We can also assist with Interim Managers if needed.

Need to recruit? 


Expatria Human Resources is conducting executive search and recruitment assignments since 1988 for international groups from its Paris and Stockholm offices. Our work method helps our clients target and attract the best people for their business.

Extensive network
During these years we have built a broad network and a huge database with business contacts and potential candidates. Our network also includes lawyers, consultants, accountants and other useful contacts that can be helpful both during a recruitment process and when establishing business in a new market.

Interactive process
In our recruitments we pay much attention to an interactive process and a close cooperation with our client. Initially, we go through with our client the candidate profiles to look for, based on our client’s job description or a description developed between us. This description will be used as a guideline during the search and will be transmitted to candidates that we contact for a confidential interview. We also discuss with our customer whether we may openly communicate the name of the company.

Broad approach
We often suggest a broad approach, based on our own database and external databases (including LinkedIn and others), our various networks, targeted executive search (headhunting) and some recruitment ads on some relevant recruitment web sites, in order to come up with a wide selection of interesting candidates. If our customer prefers us not to contact or approach some companies or persons, we wish to be informed before the beginning of our search.

Candidate selection
We will contact interesting potential candidates for an initial first interview by telephone. The most interesting candidates will be invited to a confidential face-to-face interview, where we inform them of the characteristics of the company and of the position. Throughout the recruitment process we continuously give feedback to our client. Next, we prepare a summary of the most interesting candidates corresponding to the required profile. We will send CV’s and our comments about these candidates to our client and discuss them together, in order to agree upon what candidates our client wants to meet. We adapt to our customer’s wish regarding the number of candidates to be presented.

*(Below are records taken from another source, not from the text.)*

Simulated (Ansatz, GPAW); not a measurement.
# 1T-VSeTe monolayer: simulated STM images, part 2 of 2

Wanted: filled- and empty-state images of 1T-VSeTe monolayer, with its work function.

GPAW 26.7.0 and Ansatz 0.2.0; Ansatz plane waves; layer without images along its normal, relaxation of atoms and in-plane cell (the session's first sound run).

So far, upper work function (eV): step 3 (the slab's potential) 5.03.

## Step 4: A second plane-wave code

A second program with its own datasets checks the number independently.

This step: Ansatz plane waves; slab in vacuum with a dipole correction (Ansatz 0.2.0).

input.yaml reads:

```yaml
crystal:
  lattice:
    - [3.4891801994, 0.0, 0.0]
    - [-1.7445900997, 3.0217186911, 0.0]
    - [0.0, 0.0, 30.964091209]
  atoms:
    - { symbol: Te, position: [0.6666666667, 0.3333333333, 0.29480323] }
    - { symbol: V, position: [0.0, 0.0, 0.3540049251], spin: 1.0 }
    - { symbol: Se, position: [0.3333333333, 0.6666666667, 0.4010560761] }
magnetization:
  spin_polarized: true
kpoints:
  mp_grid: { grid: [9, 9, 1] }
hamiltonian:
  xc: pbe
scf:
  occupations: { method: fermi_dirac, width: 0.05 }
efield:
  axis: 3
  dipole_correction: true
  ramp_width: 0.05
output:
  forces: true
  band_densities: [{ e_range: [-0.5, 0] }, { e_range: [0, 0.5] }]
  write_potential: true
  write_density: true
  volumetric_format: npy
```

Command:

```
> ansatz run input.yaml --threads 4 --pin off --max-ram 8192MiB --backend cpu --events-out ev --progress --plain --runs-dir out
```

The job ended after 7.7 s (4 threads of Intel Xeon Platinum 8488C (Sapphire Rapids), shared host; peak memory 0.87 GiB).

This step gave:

Presentation of finalists, references
Finally a presentation of finalists will be organized, if possible during one day, or within a short period of time. The time span from start-up to presentation of final candidates is normally 6-8 weeks, but can be shortened if needed. After the presentation of final candidates our customer decides with which candidate(s) to negotiate about an employment contract. We will check references for the preferred candidate(s), and stay in close contact with both our customer and the final candidate(s) during the whole final negotiation phase.

We always follow up on each recruitment mission. We inform candidates that were not selected. We follow up both with our client and with the selected candidate, in order to achieve a successful recruitment for all parties.


We mainly recruit for international groups in French speaking countries, in German speaking countries and in the Nordic countries. We focus on differences between business cultures in different countries and especially what is required for a local candidate to function well with the recruiting company’s values and business culture.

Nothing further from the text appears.